Though the smoke has cleared, the heat remains

From the desk of the publisher Robin Goldsworthy

Hard to believe that a year has passed since the devastation that was the Station Fire. In some ways it seems a life time ago; in others like it was yesterday.
Controversy still swirls around the circumstances regarding how the Station Fire became the inferno that it did.
On that Wednesday night on Aug. 26 last year when the fire first erupted, I was attending a Crescenta Valley Community Association meeting at the recently completed community room at Dunsmore Park. Unknown to those civic leaders in the room with me, I was also getting information for the Crescenta Valley Weekly which was supposed to be launched the following Thursday, Sept. 3.
My husband Steve, who sits on the CV Town Council, usually attended the meetings with me, but he was out working with the CV Sheriffs Station helping with traffic for a small fire that had broken out in the afternoon. He slipped into the meeting around 8:30, still in his uniform, and mumbled that the fire should be out soon.
As history proved, that was not the case.
By Oct. 16, the official end of the Station Fire, 160,577 acres had burned, two firefighters lost their lives and many structures were destroyed. Smoke blanketed the Crescenta Valley on numerous days and my neighborhood was evacuated not once but three times. The fire in fact delayed the distribution of the CV Weekly by a day; we weren’t able to deliver it until Friday, Sept. 4.

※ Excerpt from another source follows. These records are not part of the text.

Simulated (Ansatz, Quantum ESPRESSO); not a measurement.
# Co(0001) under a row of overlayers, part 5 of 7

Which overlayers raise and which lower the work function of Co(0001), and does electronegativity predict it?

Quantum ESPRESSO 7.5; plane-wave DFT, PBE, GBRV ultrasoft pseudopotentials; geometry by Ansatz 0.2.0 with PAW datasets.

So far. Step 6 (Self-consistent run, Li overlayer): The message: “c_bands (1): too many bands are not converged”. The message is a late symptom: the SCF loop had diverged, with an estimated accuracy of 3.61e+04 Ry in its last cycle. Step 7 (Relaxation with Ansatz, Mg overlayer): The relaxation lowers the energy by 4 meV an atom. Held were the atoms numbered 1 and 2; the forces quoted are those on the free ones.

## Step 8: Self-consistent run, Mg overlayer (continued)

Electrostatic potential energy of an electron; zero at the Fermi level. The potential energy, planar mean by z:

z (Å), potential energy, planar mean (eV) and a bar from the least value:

The reason why the fire spread as it did – whether due to economics, poor preparation or acting on a calculated risk – is a subject still being heatedly debated. What is not in question is that the fire was one of the largest in California’s history.
This week, the CV Weekly focuses on the impact the fire has had on our community. In addition to stunning photos that can be found on pages 12 and 13, you might want to check out a video at http://vimeo.com/12254391. Created by someone named Tocho, Angeles Requiem was recorded with a motion sensing camera in a nearby foothills canyon. According to the website, there were two cameras in this area. One burned completely, but other was installed in a rocky streambed that was away from anything flammable, and insulated by being anchored under a boulder. The video shows the animals that visited before and after the fire as well as documenting the fire itself.